Statistics Problems
1. **Prove the rank correlation coefficient formula:**
The rank correlation coefficient $R$ is given by:
$$R = 1 - \frac{6\sum d^2}{n(n^2 - 1)}$$
where $d$ is the difference between ranks of paired observations and $n$ is the number of pairs.
**Proof:**
- Assign ranks to two variables $X$ and $Y$.
- Let $d_i = R(X_i) - R(Y_i)$ be the difference in ranks for the $i^{th}$ pair.
- The sum of squared differences is $\sum d_i^2$.
- The formula is derived from the Pearson correlation formula applied to ranks.
2. **Five properties of a good estimator:**
1. **Unbiasedness:** The expected value of the estimator equals the true parameter.
2. **Consistency:** The estimator converges to the true parameter as sample size increases.
3. **Efficiency:** Among unbiased estimators, it has the smallest variance.
4. **Sufficiency:** It uses all the information in the data about the parameter.
5. **Robustness:** It is not unduly affected by small deviations from model assumptions.
3. **Test if machines A and B produce statistically different stationeries:**
- Data for A: 20,15,6,8,18,10,6,5 (n=8)
- Data for B: 10,5,2,6,8,15,20,5,8,10 (n=10)
Use two-sample t-test:
- Calculate means and variances.
- Compute test statistic:
$$t = \frac{\bar{x}_A - \bar{x}_B}{\sqrt{\frac{s_A^2}{n_A} + \frac{s_B^2}{n_B}}}$$
- Compare with critical t-values at $\alpha=0.01$ and $0.05$.
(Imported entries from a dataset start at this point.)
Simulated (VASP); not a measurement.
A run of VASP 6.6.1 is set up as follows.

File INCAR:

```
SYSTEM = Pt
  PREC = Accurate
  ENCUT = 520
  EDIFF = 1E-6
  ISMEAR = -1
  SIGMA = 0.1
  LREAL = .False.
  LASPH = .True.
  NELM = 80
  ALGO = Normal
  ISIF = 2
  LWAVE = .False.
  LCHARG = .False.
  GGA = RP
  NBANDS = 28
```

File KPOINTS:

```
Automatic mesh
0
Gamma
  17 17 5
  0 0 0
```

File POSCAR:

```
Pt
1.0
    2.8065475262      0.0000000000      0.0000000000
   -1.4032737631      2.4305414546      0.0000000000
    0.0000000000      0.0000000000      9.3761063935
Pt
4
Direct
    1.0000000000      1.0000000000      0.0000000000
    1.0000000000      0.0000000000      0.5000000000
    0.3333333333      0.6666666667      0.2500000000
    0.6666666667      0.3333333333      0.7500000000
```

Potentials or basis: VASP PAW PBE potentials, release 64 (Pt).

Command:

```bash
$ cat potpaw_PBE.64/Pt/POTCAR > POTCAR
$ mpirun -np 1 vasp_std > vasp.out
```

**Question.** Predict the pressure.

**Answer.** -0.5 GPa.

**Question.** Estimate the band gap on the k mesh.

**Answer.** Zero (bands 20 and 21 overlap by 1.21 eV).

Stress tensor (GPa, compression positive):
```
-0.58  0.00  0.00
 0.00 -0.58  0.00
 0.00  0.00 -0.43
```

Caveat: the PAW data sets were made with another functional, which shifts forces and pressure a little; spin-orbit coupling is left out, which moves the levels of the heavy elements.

4. **Variance of simple linear regression model:**
Given data:
- Consumption: 8,7,6,5,12,20,8,7,6,5
- Income: 9,10,8,6,15,21,9,10,7,6
Steps:
- Compute means $\bar{x}$ and $\bar{y}$.
- Compute sums of squares:
$$SS_{xx} = \sum (x_i - \bar{x})^2, \quad SS_{yy} = \sum (y_i - \bar{y})^2, \quad SS_{xy} = \sum (x_i - \bar{x})(y_i - \bar{y})$$
- Estimate slope $b = \frac{SS_{xy}}{SS_{xx}}$ and intercept $a = \bar{y} - b\bar{x}$.
- Calculate residual variance:
$$s^2 = \frac{1}{n-2} \sum (y_i - a - bx_i)^2$$
5. **Variance of sample distributions for sampling with and without replacement:**
- Population $S = \{1,2,3,4,5\}$, population size $N=5$, sample size $n=2$.
- Population variance:
$$\sigma^2 = \frac{1}{N} \sum (x_i - \bar{x})^2$$
- Sampling with replacement variance of sample mean:
$$Var(\bar{X}) = \frac{\sigma^2}{n}$$
- Sampling without replacement variance:
$$Var(\bar{X}) = \frac{\sigma^2}{n} \times \frac{N-n}{N-1}$$
Interpretation: Without replacement, variance is smaller due to finite population correction.
6(a). **Hypothesis test for spot remover:**
- Null hypothesis $H_0: p=0.7$, alternative $H_a: p>0.7$.
- Reject $H_0$ if number of spots removed $\geq 6$.
I. **Type I error probability:**
$$\alpha = P(\text{reject } H_0 | p=0.7) = P(X \geq 6) = 1 - P(X \leq 5)$$
where $X \sim Binomial(n=10, p=0.7)$.
II. **Power when $p=0.5$:**
$$Power = P(\text{reject } H_0 | p=0.5) = P(X \geq 6)$$
where $X \sim Binomial(10, 0.5)$.
6(b). **Test if newborn weights differ from a hypothesized mean:**
- Data: 4.0, 3.7, 2.5, 4.1, 6.7, 6.0, 2.8, 5.0, 2.35
- Use one-sample t-test:
$$t = \frac{\bar{x} - \mu_0}{s/\sqrt{n}}$$
- Compute confidence intervals at 5% and 1%:
$$\bar{x} \pm t_{\alpha/2, n-1} \times \frac{s}{\sqrt{n}}$$
where $\bar{x}$ is sample mean, $s$ sample standard deviation, $n$ sample size, and $\mu_0$ hypothesized mean.
---
Final answers are numerical or formulaic as above for each question.